Processing Speech in Java

Java programming language enables conversion of text to human recognizable speech using the inbuilt interfaces of Java Speech API. It is used to enhance the user experience and comfortability. The API defines a cross-platform API to support command and control recognizers and speech synthesizers. Text - to - speech (TTS) or read - aloud is an assistive technology that enables the digital text to be audible to the users. Assistive technology is a technology for assistive, adaptive, and rehabilitative devices built for the people with disabilities.

Nowadays days processing of speech is widely used in various application and kiosks. One such example is the text to speech accessibility option in the smartphones and various apps such as Domino's that reads out the options/menus for the users.

Let's understand Java Speech API in details and how we can convert the text into speech.

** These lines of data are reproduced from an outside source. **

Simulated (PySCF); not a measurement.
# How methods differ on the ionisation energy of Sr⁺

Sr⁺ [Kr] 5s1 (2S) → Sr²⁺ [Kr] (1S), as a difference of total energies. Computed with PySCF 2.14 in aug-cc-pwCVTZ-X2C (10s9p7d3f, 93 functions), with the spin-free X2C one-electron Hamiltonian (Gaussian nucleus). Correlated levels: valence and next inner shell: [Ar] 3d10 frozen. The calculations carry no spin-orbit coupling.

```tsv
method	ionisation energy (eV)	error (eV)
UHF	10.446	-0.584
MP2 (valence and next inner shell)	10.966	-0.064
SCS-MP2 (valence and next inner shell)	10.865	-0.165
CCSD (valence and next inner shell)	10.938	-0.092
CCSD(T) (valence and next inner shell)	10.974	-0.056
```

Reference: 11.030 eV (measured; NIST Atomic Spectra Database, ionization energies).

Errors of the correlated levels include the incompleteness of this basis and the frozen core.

Convert Text - to - Speech in Java

Java Speech API (JSAPI)

The Java Speech API allows the Java applications to enable the speech technology in the user interfaces. The command-and-control recognizers, dictation systems, and speech synthesizers are supported by the cross-platform API defined by Java Speech API. It is not contained in the Java Development Kit and therefore we need a third-party speech API to encourage the multiple implementations to be available. Java Speech is only a specification, it has no implementation of its own.

In this section, we will be using the open-source implementation from FreeTTS but there are other implementations also such as Cloudscape.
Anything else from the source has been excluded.